I am trying to understand these concepts of game theory. I have the following example :-
I understand that this example does not have a core. This can be seen from fact that the Grand coalition has v(S) = 1, whereas the sets {1,2} and {2,3} also have v(S) = 1, meaning that they are better off forming groups of two to get a better cut than a group of {1, 2, 3}.
The least core is basically a set of payoff vectors for all the non-empty ϵ-cores. If we solve the inequality x(S) >= v(S) - ϵ, we get the ϵ value for the given payoff vector. In the example, we take:- 3/4 >= 1 - x and solve for x (we choose 3/4 as the coalition {1,2} has the lowest excess value). So for various ϵ values, you can have different x(s) vectors and hence different payoff vectors, which will all be inside the least core as long as the above inequality is satisfied.

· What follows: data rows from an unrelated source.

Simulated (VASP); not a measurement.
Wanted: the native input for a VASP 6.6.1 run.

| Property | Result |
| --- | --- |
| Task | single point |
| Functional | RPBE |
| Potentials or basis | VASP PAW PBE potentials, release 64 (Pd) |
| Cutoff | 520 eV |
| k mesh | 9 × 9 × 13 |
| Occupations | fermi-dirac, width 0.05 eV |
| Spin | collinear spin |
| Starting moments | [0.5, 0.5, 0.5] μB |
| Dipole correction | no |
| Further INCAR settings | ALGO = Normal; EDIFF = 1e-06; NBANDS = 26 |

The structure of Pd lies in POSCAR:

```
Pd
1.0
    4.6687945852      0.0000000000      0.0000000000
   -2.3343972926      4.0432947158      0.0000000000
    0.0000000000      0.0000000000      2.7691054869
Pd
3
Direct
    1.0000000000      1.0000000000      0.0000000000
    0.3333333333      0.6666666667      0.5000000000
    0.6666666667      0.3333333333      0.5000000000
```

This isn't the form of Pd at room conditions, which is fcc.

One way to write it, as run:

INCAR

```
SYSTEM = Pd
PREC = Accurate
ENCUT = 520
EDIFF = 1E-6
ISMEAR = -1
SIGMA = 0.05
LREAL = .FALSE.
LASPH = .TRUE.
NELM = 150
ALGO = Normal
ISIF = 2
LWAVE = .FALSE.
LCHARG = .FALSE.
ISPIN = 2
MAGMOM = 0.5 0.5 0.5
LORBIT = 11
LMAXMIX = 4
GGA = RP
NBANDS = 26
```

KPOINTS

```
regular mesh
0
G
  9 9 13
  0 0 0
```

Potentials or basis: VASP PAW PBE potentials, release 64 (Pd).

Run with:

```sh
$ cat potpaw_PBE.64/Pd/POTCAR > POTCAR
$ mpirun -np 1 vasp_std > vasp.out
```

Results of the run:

There is a unique nucleolus, which is basically an efficient payoff vector which maximizes the largest excess vector lexicographically.
Sorry for the long question. What I want to know is that:-
- Is my understanding of 1) and 2) correct?
- How do we find the nucleolus from the example given?
EDIT
I had some follow up questions.
- So for all instances where core exists, the least core would simply be a part of it?
- In the example, the ϵ core was 0 as the core already existed. In instances where the core does not exist, what would the nucleus be? For instance, consider the simple game where N = {1,2,3} and v(S) = 1 only when |S| > 1 and v(S) = 0 for others. In this instance, the core does not exist and I calculated the value of ϵ to be 1/3 and the payoff vector (1/3, 1/3, 1/3) satisfies this ϵ value. In this instance, would the nucleolus also be (1/3, 1/3, 1/3)?
1.) This is not correct. The example game is a gloves game, which has a veto-player, namely player one. A game with a veto-player has a core. The problem with your approach is that you just focus on the coalitional values, but you have also to take into account the imputation satisfying the system of inequalities $x(S) \ge v(S)$ for all $S \subseteq N$. There is only one imputation satisfying this system of inequalities, which is $(1,0,0)$.
2.) You are right that the least core is the intersection of all non-empty strong $\epsilon$-cores. Thus, it is the smallest non-empty strong $\epsilon$-core, that can be determined by $\epsilon_{0}(v):=\min_{x \in I(v)} \max_{S \neq \emptyset, N} (v(S)-x(S))$, whereas $I(v)$ is the imputation set. In the example above, we have $\epsilon_{0}(v)=0$, thus, the least-core coincides with the core, and is formed by a single point.
3.) For each game, the nucleolus is contained in the least-core, this implies for the example that the nucleolus must be equal to $(1,0,0)$.